List of Contents
- What is the criminalisation of politics?
- The growth of criminalisation of politics in India
- About the recent case (case 1)
- About the transparency in elections (case 2):
- Judicial steps to control criminalisation of politics
- Suggestions to control the criminalisation of politics
Recently, the SC issued few important directives to prevent the criminalisation of politics. The state governments withdraw cases against MPs and MLAs frequently. To curb that, recently, the Supreme Court held that a criminal case against an MP or MLA can be withdrawn only after getting the consent of the State High Court concerned. In another case, the Court issued few steps to weed out the criminalisation from legislators. This article explains the recent Supreme Court steps to stop the criminalisation of politics.
What is the criminalisation of politics?
The criminalisation of politics means the rising participation of criminals and people facing criminal charges in politics. The term indicates people with criminal backgrounds becoming politicians and elected representatives.
The growth of criminalisation of politics in India
- It has been observed that over the last four general elections, there has been an alarming increase in the incidence of criminals in politics.
- In 2004, 24% of the Members of Parliament had criminal cases pending against them; in 2009, that went up to 30%; in 2014 to 34%; and in 2019 as many as 43% of MPs had criminal cases pending against them.
- According to the Association of Democratic Reforms (ADR), Nearly half of the recently elected Lok Sabha members have criminal charges against them. This is a 26% increase as compared to 2014.
About the recent case (case 1)
The SC bench was hearing a pending PIL, seeking the establishment of fast-track courts for cases against legislators.

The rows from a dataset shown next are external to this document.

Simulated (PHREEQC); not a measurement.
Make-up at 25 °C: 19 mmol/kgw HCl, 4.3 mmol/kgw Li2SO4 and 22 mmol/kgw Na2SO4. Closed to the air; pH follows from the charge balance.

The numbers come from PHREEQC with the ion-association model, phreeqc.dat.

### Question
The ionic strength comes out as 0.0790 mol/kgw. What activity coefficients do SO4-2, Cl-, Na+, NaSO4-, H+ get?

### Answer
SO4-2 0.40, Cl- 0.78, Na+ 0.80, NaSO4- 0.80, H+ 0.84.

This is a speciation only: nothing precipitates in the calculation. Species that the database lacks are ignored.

In November 2017, the Supreme Court had ordered the setting-up of Special Courts in each state to try the pending cases. Accordingly, 12 such courts were set up across the country.
About the withdrawal of cases against legislators
Various State governments have resorted to the withdrawal of numerous criminal cases pending against MP/MLA by utilising the power vested under Section 321 CrPC.
- Under Section 321, the public prosecutor or assistant public prosecutor may, with the consent of the court, withdraw from the prosecution of a case at any time before the judgment is pronounced.
For instance, In 2020, the Karnataka government decided to withdraw 61 cases, many of which were against elected representatives. Similarly, the Uttarakhand government had filed for withdrawing a murder case against a sitting MLA.
About the Supreme Court’s ruling:
- The court held that the power under Section 321 CrPC is a responsibility that is to be utilised in the public interest and cannot be used for extraneous and political considerations.
- To ensure expeditious disposal of pending cases, the SC directed the officers presiding over Special Courts or CBI Courts involving the prosecution of MPs or MLAs to continue in their present posts until further orders (No transfer is permitted). This direction will be subject to their superannuation or death.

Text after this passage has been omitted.